Engineering solutions to tackle rising temperatures in subways and tunnels.
Source: Jose Sarmento Matos; Getty Images.

 

This article on Wired.com explores the growing challenge of cooling subway and train networks in a warming climate. In London, researchers have recorded temperatures reaching 42°C (107.6°F) within the deep tunnels of the London Underground, which run through dense clay that retains heat from train operations and ambient warming. Traditional air conditioning on trains can actually worsen the problem: it expels heat into tunnel systems that already struggle to dissipate it.

One promising approach comes from Jonathan Paul at Royal Holloway, University of London, who is piloting a system that uses groundwater (~10°C) to absorb heat from the tunnel environment via ceiling-mounted heat exchangers. In tests at a chalk quarry near Reading, this system was able to lower room temperature by 10–11°C in about an hour.
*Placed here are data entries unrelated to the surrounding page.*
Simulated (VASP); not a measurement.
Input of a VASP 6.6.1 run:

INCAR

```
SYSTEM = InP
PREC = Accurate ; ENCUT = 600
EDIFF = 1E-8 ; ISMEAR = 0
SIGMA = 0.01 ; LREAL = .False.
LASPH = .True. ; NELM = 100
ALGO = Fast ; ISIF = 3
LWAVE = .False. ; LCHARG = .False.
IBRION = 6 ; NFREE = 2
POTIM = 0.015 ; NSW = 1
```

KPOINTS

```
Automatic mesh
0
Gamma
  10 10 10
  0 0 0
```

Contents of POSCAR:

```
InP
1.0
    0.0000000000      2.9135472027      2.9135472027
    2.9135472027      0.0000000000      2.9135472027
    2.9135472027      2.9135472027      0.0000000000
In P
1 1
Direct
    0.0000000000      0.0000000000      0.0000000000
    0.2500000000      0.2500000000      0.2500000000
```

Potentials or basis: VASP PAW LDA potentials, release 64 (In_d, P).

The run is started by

Globally, transit networks from Japan to India face similar issues: heat waves have exposed commuter carriages reaching temperatures of 47°C. Passive strategies also play a role: reflective paint on rolling stock, increased ventilation, and leveraging station design to manage solar heat gain. But scaling these solutions, especially in century-old infrastructure, remains difficult and expensive.

Engineers and transit planners should note that cooling systems must address not only the carriage interior but also the entire thermal ecosystem of tunnels, stations, and rolling stock. Retrofitting modern solutions into historic systems presents major design and cost challenges, yet is essential for safe, comfortable transit in an increasingly hot world.